1) I have to get all public appearances approved by my higher-ups. Quite standard procedure but rules is rules. As I’m relatively new to the WSJ, I’m not sure how open they are to this sort of thing.
2) I’m not an advocate of a position the way you are. I don’t have a stake in the outcome. Instead, I have a view on the way the legal documents work, a view on the prospects of the companies and a view on desirable reforms for housing. I’m willing to defend these views but it should be clear that that is all they are: informed opinions.
3) We’ll have to agree on format, question for debate, and all that.
4) No debate will take place if there are any further attacks on my character, my employer, or similar fits of insulting behavior. I have no interest in debating fools or fanatics who cannot conduct themselves in a civilized way.
5) Although I cannot speak for my employers, your earlier attacks on them make it impossible for me to contemplate even asking them if I could debate you. You’ve already gone beyond the realm of civilized discourse.
6) So you’ll have to find a suitable person for me to debate on the subject.
He starts out stating fairly normal terms of debate and then like the government he defends takes a schizophrenic turn and proceeds to decline to debate based on our characterizations of him and the WSJ.
(Our reply)
John, I apologize if you have taken offense to our characterizations of you and the WSJ. It is simply our belief that you and the WSJ have been presenting a very one-sided view of the Fannie/Freddie story that has led us to draw these conclusions. The lack of honest reporting concerning the blatant theft of all of Fannie and Freddies profits is especially alarming to us.
I think the debate could help everyone involved get a much better grasp on the true picture. I also believe that a debate such as this could attract quite a bit of attention, and it would be nice if we could use it to raise money for charity.
I am open to a variety of terms and understand that you have obligations to consider as well. I would propose that we set up an online forum in which to have it.
We could have a moderator (Malka Zeefe has offered) who would review our proposed questions/topics and present them. We do not have to have strict time constraints; it can be fairly open-ended.
We could each invite other people to join our respective side to offer a broader array of opinions.
I hope we can put our past differences aside and go through with this debate. It could be a lot of fun, and maybe we could help some people out in the process.

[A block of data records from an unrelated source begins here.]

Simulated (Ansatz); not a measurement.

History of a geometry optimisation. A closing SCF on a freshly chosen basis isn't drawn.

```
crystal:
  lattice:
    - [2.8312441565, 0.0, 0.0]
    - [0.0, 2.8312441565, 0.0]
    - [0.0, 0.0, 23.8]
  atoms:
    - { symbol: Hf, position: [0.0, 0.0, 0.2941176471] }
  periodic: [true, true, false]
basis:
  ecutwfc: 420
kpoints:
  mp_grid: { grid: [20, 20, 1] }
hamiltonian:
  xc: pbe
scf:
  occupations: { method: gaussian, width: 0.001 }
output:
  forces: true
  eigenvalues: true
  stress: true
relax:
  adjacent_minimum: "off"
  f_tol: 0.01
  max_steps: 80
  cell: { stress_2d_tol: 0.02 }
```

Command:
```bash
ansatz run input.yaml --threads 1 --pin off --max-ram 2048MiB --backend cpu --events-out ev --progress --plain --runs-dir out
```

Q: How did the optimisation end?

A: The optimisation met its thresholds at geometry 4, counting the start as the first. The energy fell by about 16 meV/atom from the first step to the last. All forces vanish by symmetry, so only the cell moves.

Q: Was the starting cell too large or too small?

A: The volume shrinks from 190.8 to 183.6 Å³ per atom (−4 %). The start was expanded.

I honestly believe that this issue is if critical importance and our dialogue could help shape the debate. Thanks
We have not heard back from John as of today.I was not surprised to see John back out, for the government has offered no legitimate defense for their actions, therefore, those like Carney and the WSJ, who choose to defend them have nothing to defend. Our government claims to have done nothing wrong yet when given the opportunity prove their innocence they have chose to stall, delay and hide all of the evidence that could prove their innocence, this forces those who choose to defend them no option but to do the same.
John claims he is just “analyzing the facts” yet closer examination shows that he is cherry picking certain facts that support the government while ignoring the truth that would expose their lawlessness. I am sorry John if you take offense to the truths that we find so evident, but you my friend are nothing more than a propaganda minister. You are not a “journalist.” As propaganda minister, your role is to create confusion while blindly rationalizing the governments brazen attempts to trample the rule of law.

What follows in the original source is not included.